Sunday, October 16, 2005

Heaven

I have always been fascinated with Heaven. I remember being angry at Adam and Even when I was small, that they messed it up for all of us, and -I- would have left the apple alone. If it had been me, we would live peacefully among the animals with fruit every day, no meat or milk that I had to finish up before leaving the table. No anger, no itchy clothes, nothing scarier than a talking snake. Took it very personally.

I clearly remember once crying at the song Toyland- because I so wanted to be there. Not quite understanding what the lyric "Once you cross it's borders, you can never return again" meant. At times thinking that if I could get there, I would never see my mother again, at others that if I couldn't find a way there very soon, I would not be able to get there when I was grown up. I think I conflated it with other children's songs about the idyll of childhood and Big Rock Candy Mountain (Burl Ives version.) I didn't get the nostalgic ideal of a wondrous childhood, not being in the middle of one.

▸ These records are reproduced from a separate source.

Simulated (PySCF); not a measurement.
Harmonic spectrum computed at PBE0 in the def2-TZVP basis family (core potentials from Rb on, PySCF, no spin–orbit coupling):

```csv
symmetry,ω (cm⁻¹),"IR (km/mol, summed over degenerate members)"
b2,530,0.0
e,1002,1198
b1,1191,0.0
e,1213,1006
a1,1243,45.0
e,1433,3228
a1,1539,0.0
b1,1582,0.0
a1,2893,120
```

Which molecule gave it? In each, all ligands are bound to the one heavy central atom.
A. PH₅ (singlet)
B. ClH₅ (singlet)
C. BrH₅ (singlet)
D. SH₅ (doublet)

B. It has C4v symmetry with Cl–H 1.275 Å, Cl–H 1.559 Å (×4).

I could also not wrap my mind around the Christian, Catholic Heaven. Eternity praising God. Like endless Mass. I just boggled at the idea of that as a reward. Despite being assured that once I saw the face of God, that would be glorious. Hm, seeing some old white guy's face forever is... I'm sorry, could you explain that again? Talking with those gone before seemed good, I could chat with St. Joan and ask her about her life, and other saints and historical figures, and Leonardo Da Vinci. (I'd seen an Italian documentary about him, and had a bit of a crush.)


Studying moral hierarchies and operant conditioning, I made the connection to what the literal religious people did with the Heavenly reward and the stick of Hell. I was appalled. This life didn't matter, only the next life? And the only reason to be a good person in this one was to make it to the next one, and avoid eventual suffering? Christian definition of being saved. Saved for what? Was that like saving it for marriage? Yeah, God Said it- but Who Said God Said it? Too much living in the ideal future, with too little attention to the eternal present. Too much like yearning for an idealized past that never existed either. A lazy theology, to believe that idleness is ideal, rather than useful work. How ungracious, to be given this amazing opportunity, and say,"I'll endure this, but I want more, better, different." How petty and selfish. How limiting.

My search for the ideal afterlife was my first step in discovering my own spirituality, my critical and rigorous search for a genuine and attentive life. I developed an elaborate set of rules for being introduced into one's own heaven, who you could talk to, who you could punish. One gestalt involved those who hurt me living through a version of my life as me, feeling what they did from inside me. Being fair, I also had to live those moments of other's lives that I made painful. After all that was done, I could go to any place or time and observe, understand. But, this being eternity, then what? Idleness not being a virtue presumably even in heaven.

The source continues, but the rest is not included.